Page 74 - S P Setia Annual Report 2016

 

 

 

 

 

Page 74 - S P Setia Annual Report 2016
P. 74

72    S P Setia Berhad Group                                 Our Business | Our Performance Review | Our Leadership and People
                Annual Report 2016                                        | Our Achievements and Accolades | Our Sustainability Statement
                                                                         | Our Governance | Our Financial Statements | Other Information




          Corporate Governance Statement


                   Appointment of Senior INED
                   The Senior INED of S P Setia is Dato’ Ahmad Pardas Bin Senin, who was appointed by the Board as Senior INED on 12 March 2015.

              2.3   Remuneration Policies and Procedures

                   The Company’s remuneration policy for Directors is designed to enable the Company to attract and retain experienced and
                   knowledgeable individuals of the calibre needed to support the Company’s ambitious expansion plans in line with its overall
                   objective of delivering long-term value to its shareholders. The remuneration packages are structured to incentivise and
                   encourage creativity and innovation appropriate for a property, infrastructure and construction company.


                   Remuneration Procedures
                   The NRC recommends to the Board the remuneration package for the Executive Director. The remuneration package for the
                   Executive Director is structured on the basis of linking rewards to corporate and individual performance. Performance is measured
                   against the results achieved by the Group and individual achievement against targets set at the beginning of each year. It is the
                   ultimate responsibility of the entire Board to approve the remuneration of the Executive Director with the Executive Director
                   concerned abstaining from deliberations and voting on his own remuneration.
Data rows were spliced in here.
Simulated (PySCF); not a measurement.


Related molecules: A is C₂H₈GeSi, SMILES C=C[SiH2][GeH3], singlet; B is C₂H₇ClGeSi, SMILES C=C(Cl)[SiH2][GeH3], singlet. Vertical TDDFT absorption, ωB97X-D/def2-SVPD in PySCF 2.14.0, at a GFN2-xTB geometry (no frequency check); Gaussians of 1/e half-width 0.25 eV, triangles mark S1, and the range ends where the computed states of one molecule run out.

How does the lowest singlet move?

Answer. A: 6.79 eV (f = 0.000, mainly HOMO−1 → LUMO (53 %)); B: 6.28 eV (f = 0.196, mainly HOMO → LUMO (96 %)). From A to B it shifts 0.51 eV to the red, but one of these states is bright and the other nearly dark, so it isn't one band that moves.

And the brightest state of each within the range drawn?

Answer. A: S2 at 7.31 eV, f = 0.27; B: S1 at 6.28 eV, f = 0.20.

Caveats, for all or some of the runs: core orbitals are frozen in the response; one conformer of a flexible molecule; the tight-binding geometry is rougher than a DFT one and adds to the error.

                   In the case of Non-Executive Directors, the remuneration package is determined by the Board as a whole on the recommendation
                   of the NRC. A review of the remuneration framework of the Non-Executive Directors was undertaken by the NRC and the Board
                   during FY2015 with the aim of achieving a sustainable and transparent remuneration policy which set the current remuneration
                   framework. In determining the appropriate level of remuneration, a benchmark study was conducted against other public listed
                   companies on Bursa Securities and peers in the same industry to ensure that a sustainable remuneration level was adopted by
                   the Board that is able to attract, retain and motivate Directors.

                   Remuneration Package

                   The remuneration package of Directors is as follows:

                   (i)   Basic Salary

                       The basic salary (inclusive of statutory employer’s contributions to the Employees Provident Fund) for the Executive Director
                       is recommended by the NRC, taking into account the individual responsibility, contribution, performance, and additional
                       responsibilities of the Directors, as well as the market rate for similar positions in comparable companies. Any increment to
                       the basic salary payable to the Executive Director is reviewed by the NRC and approved by the Board.
                   (ii)   Bonus Scheme


                       The Group operates a bonus scheme for all employees, including the Executive Director. The criteria for the scheme include
                       a set of Key Performance Indicators achieved by the Group from its business activities, together with an assessment of each
                       individual’s performance during the period. Bonus payable to the Executive Director is reviewed by the NRC and approved by the
                       Board.

                   (iii)   Fees and Other Emoluments

                       The Non-Executive Directors are remunerated by way of fees and allowances. Fees payable to Non-Executive Directors are
                       subject to shareholders’ approval at the AGM. The remuneration framework for the Non-Executive Directors is available in
                       the Board Charter.

                       The shareholders had, at the 41st AGM of the Company held on 18 May 2016, approved the payment of Director’s fees
                       for Non-Executive Directors with effect from 1 January 2016 amounting to RM50,000 per month for the Non-Executive
                       Chairman and RM10,000 per month for each of the Non-Executive Directors of the Company.